By Leah Jones, Features Editor

From left to right: Ethan O’Connor, Alex Meseke, Daniel Isaac, and Samantha Sansom LEAH JONES/THE CURRENT)
From left to right: Ethan O’Connor, Alex Meseke, Daniel Isaac, and Samantha Sansom
LEAH JONES/THE CURRENT)

Daniel Isaac describes himself as a father, husband, pastor, humanist, spiritualist, follower, and teacher, among other things. “Quite a few hats,” he said. “But I think it’s possible for everyone to wear different hats but have the same focus… I think 100 percent dedication to what you do will take you to the pinnacle.”

One of Isaac’s hats is also as a kickboxing instructor at the University of Missouri-St. Louis’ Recreation and Wellness Center, though he said that he is trained in 15 forms of martial arts. His cardio kickboxing class, offered on Mondays from 7 to 8 p.m. features high-energy music and alternates between cardio intervals and basic punches and kicks.

Isaac focuses on form in his classes; students roll into a standing position without their hands, stand in orthodox and southpaw fighting stances, and punch straight out in front of them. “I have seen that a lot of the people who are teaching cardio kickboxing… but their form is wrong,” Isaac said.  “That’s transferring to the students and [they are] wasting energy.” Isaac’s path to UMSL, though, has not been as straight as the jabs that he teaches.

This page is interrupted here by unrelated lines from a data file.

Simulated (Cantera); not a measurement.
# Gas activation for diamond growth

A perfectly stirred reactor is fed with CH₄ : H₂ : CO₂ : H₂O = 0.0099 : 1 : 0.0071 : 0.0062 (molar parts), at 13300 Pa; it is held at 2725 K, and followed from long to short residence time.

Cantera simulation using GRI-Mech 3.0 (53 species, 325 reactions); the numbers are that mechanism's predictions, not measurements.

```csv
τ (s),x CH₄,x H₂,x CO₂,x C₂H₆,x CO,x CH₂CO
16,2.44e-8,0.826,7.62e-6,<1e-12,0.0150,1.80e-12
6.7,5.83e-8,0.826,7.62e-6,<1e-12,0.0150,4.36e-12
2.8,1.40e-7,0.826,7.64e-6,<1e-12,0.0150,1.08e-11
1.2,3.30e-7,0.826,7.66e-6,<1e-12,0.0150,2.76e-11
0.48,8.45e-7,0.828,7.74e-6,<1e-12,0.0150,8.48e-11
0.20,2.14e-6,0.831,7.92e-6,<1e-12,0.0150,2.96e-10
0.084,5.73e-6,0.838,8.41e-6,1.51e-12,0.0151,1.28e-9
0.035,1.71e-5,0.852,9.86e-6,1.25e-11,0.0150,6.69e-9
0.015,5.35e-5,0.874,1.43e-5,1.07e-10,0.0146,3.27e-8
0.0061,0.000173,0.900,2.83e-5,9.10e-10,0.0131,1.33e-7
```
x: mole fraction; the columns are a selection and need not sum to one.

Isaac grew up in India, where the Mixed Martial Arts (MMA) scene is much less prevalent than it is in the United States. However, as a third generation martial arts instructor, he has always been embedded in the martial arts community. In 1999, Isaac opened Tiger’s Gym, India’s first MMA training center. Isaac said that he used his philosophical stance as a pastor to redirect youth from the street into the gym. “We had quite a few guys who were street fighters and then they channeled their energy to become professional fighters,” Isaac said. “I used to take these fighters all over the country and soon all over the world, fighting as professionals.”

In 2012, Raj Kundra, a British-born wealthy businessman, walked into Isaac’s gym. The two discovered that they shared the same birthday, September 9, 1975. Isaac said, “And for some reason we kind of clicked and we became best friends…So he hired me as the CEO of his company…the Super Fight League.”

Isaac worked as the CEO for several years, training fighters and producing about 23 different shows on national television. However, Isaac drove three hours each day between Mumbai and his home-city of Nashik. He said “It reached a point in my life where I had no family life… I have two beautiful daughters and a wife.”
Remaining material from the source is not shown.